Oct 29 2007

Mafia girlfriend: FBI used mob muscle to help civil rights case

Published by at 4:30 pm under USA

NEW YORK — The FBI covertly used mob muscle to help solve the 1964 disappearance of three civil rights volunteers in Mississippi, a gangster’s ex-girlfriend testified Monday, becoming the first witness to repeat in open court a story that has been underworld lore for years.

Linda Schiro described how she traveled with Gregory Scarpa Sr. to Mississippi, where he told her he had forced a Ku Klux Klan member to reveal the location of the volunteers’ bodies by “putting a gun in the guy’s mouth and threatening him.”

The FBI has never acknowledged that Scarpa, nicknamed “The Grim Reaper,” was involved in the case.

The testimony came during the trial of R. Lindley DeVecchio, who has pleaded not guilty to four counts of murder in what prosecutors have billed as one of the worst law enforcement corruption cases in U.S. history. An indictment alleges Scarpa plied DeVecchio with cash, jewelry, liquor – and even prostitutes – in exchange for confidential information on suspected rats and rivals in the late 1980s and early 1990s.

Until now, Schiro was too afraid to speak out about the illicit alliance, prosecutors say. But the mob moll, who was with Scarpa nearly three decades, was coaxed into testifying about what went on behind the scenes with assurances authorities would protect her life.

Defense attorneys have sought to portray Schiro – who testified that prosecutors were paying her $2,200 a month for living expenses – as an opportunist who framed DeVecchio at the behest of overzealous prosecutors, and to improve her chances for a tell-all book deal about Scarpa, who died behind bars in 1994.

The notion that Scarpa strong-armed a Klan member into giving up information about one of the most notorious crimes of the civil rights era has been talked about in mob circles for years.

It happened during the search for suspects in the disappearance of civil rights workers James Chaney, Michael Schwerner and Andrew Goodman, who were beaten and shot by a gang of Klansmen and buried in an earthen dam. The case was famously dramatized in the movie “Mississippi Burning.”

Investigators struggled for answers in the early days of the case, stymied by stonewalling local Klan members. The Daily News reported in 1994 that a frustrated J. Edgar Hoover turned to Scarpa to beat the information out of local Klansmen.

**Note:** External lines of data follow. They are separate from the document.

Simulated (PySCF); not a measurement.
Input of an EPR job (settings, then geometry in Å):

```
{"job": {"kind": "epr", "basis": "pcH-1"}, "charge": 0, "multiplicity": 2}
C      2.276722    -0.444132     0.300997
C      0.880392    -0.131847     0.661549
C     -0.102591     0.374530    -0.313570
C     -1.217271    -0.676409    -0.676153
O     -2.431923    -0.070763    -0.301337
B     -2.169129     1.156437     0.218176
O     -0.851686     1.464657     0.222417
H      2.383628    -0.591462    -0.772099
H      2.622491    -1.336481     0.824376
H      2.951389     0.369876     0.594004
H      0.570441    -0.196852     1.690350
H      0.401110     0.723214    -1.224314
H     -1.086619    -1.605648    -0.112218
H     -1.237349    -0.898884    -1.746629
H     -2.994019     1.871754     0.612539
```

Schiro recalled Monday how she and Scarpa walked into a hotel in Mississippi where the FBI had gathered during the investigation, and how the gangster winked at a group of agents. She said an agent later showed up in their room and “handed Greg a gun.”

Later, she said Scarpa helped find the volunteers’ bodies by “putting a gun in the guy’s mouth and threatening him.” She said an unidentified agent returned to the room, gave Scarpa a wad of cash, and took back the weapon.

Her remarks about the Mississippi episode were only a brief part of Schiro’s full day of testimony, which is considered crucial for the case. She is scheduled to return Tuesday.

Schiro, 62, started dating Scarpa at age 17 after meeting him in a bar. She spent most of her life around mobsters, so his boasts that he had been involved in 20 gangland murders didn’t frighten her, she said.

“I wasn’t upset. I was impressed,” she said.

She said she was more surprised when the Colombo crime family captain first told her about his ties to the FBI. “I said, ‘What do you mean, you’re a rat?’” she recalled. “And he said, ‘No, I just work for them.’”

After DeVecchio became the informant’s “handler” in 1978, Schiro said she was allowed to sit in on weekly meetings at the couple’s apartment. She recounted how when Scarpa offered stolen jewelry to the agent, he “took it and put it in his pocket,” she said.

Schiro testified that in the fall of 1984 she overheard DeVecchio warn Scarpa that the girlfriend of another Colombo capo was a potential “rat.”

“You know you have to take care of this?” DeVecchio said, according to Schiro.

“I’ll take care of it,” Scarpa said.

The girlfriend was gunned down at a mob social club a few days later.

Another time, Scarpa complained to Devecchio about a fellow mobster who was acting strangely, “not coming around anymore and becoming a born-again Christian,” she said.

The agent, she said, cautioned, “You know we’ve got to get rid of this guy before he starts talking.”

Prosecutors say Scarpa ordered the gangster killed in 1987.